OW Junkenstein's MonsterWhen I hear the word Frankenstein, I frequently think of the misconceptions that come with the science fiction and pop culture phenomena. Some of which are as obvious as the title mistakenly referring to the groaning and green creature that the doctor, a mad scientist with a hunchbacked lackey, stitched together in a creative fit. The creature is filled with an insatiable blood lust, fears fire, and has no real thoughts or emotions and he is welcomed by his creator into his new life. Be it as early as the the 1931 Frankenstein film or recent as the Frankenstein inspired skin for the character Roadhog from Overwatch, these misconceptions are hard to get rid of.

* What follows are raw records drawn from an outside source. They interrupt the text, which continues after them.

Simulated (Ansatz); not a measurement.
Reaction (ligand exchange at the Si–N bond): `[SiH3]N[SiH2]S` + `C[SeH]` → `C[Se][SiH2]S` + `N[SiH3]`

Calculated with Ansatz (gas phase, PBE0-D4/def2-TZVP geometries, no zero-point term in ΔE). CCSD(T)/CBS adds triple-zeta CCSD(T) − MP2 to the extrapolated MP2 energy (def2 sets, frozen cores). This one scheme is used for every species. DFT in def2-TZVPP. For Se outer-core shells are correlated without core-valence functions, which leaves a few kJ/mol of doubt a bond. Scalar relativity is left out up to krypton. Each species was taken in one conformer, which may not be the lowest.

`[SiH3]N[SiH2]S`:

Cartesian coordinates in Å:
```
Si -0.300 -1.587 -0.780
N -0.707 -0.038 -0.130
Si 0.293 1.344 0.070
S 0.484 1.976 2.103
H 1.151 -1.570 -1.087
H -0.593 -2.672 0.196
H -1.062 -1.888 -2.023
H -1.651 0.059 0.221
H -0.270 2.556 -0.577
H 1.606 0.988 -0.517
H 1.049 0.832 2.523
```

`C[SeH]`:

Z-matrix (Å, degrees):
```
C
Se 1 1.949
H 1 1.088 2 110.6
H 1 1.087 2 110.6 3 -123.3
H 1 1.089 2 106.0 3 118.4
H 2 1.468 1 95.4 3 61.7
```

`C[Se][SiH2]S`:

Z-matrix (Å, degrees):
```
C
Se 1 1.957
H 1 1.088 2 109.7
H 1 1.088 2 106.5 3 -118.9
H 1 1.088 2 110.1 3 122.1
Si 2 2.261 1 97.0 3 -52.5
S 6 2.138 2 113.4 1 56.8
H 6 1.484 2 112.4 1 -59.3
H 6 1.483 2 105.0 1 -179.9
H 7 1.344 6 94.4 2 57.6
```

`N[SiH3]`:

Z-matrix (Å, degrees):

I’m not discrediting them either- I think that some elements of this version of the story ring true, but obviously this version is inaccurate. My issue with it is that it leads its audiences to believe that the creation of the creature (and his subsequent rampage) was the fault of science- as opposed to that of an ambitious undergrad. I assumed during my first reading of the book that the question being posed was “Can science go to far?” and “does God live in Heaven because he lives in fear of what he has created?”.

I think that my interpretation of the questions the novel asks are dramatically different. I believe that Shelley is asking her readers to consider the fruits that revolution bears and whether it is truly ethical to use violence as a means to produce social and personal change. What is the cost of revolution? Who truly pays the price for rebellion? Wouldn’t the common folk regret stripping power away from the one percent, from people living their (extremely lavish) lives?

I wouldn’t. But okay, Shelley.

The ambitious Victor Frankenstein sought to create life after death, and after achieving it, rejected that which he created. He started this cycle of senseless brutality by rejecting his creation. It was not the act of creation, but his act of neglect and self interest that cultivated the selfishness in the creature.

But tell me what you think, is Shelley warning her readers of the dangers science may wrought- or is she dissuading young revolutionaries from starting an uprising and class war? And also, why do you think that the creature is frequently portrayed as an unnatural green?